It's an OK test of a number, but not of any reasonably measure of model performance.

Douglass et al

Curiously, they did the opposite. They
allowed for the effect of the spread of model means, but ignored the errors in regression trends of both models and observations, as  Santer et al 2008 observed. They were testing a pattern like this:

Fig 4
Note that the green band here is not the average scatter, but the uncertainty of the mean due to scatter - 2*se.

Lucia's GIStemp test and Santer's test.

This recent test, over a longer period, subtracted the observed from the model trends and tested the significance of the results. She generally did find significant results for longer periods, althoug not for the shorter terms, which had been earlier "falsified".

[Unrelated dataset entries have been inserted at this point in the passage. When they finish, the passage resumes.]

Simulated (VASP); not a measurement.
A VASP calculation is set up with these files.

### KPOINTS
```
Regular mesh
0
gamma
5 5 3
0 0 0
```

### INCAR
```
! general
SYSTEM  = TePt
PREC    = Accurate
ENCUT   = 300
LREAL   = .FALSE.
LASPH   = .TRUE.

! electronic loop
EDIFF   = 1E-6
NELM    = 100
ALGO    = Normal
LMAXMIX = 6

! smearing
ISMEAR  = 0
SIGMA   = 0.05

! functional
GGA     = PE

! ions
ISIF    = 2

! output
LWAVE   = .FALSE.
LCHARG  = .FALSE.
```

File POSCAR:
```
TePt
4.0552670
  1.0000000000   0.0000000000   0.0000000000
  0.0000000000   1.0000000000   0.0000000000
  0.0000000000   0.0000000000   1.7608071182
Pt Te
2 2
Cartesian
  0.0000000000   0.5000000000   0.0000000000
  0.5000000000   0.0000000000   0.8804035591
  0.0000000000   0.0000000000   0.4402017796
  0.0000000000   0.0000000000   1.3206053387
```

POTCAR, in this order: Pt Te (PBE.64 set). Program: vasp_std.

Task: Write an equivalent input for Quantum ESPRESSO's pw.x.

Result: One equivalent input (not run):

She said, correctly, that she was pretty much following Santer's multi-model mean. Testing the difference trends, is equivalent to testing the differences of the regression slopes with combined variances. Both of these tests take account of the regression error, but not the scatter of the actual slopes. They are effectively testing this:

Fig 5.

And if you turn the whiskers into  standard error of the model mean, you get this (band = 2*se):

Fig 6.

This test is just what you would use if the 20 models were in fact just 20 runs of the same model, with the same expected trend. Then you would indeed see the regression slopes scattered, but within the error limits marked.
Update - Lucia has pointed out that I have misunderstood Santer's test, and that his variance takes account of the scatter of the trends, and not the regression uncertainties. I'll make a corrected diagram to reflect that.

In Fig 6 I've left the actual model means marked (yellow). They don't contribute to this significance estimate, but they do indicate that they are scattered far too much to be explained as random regression fluctuations of a single model.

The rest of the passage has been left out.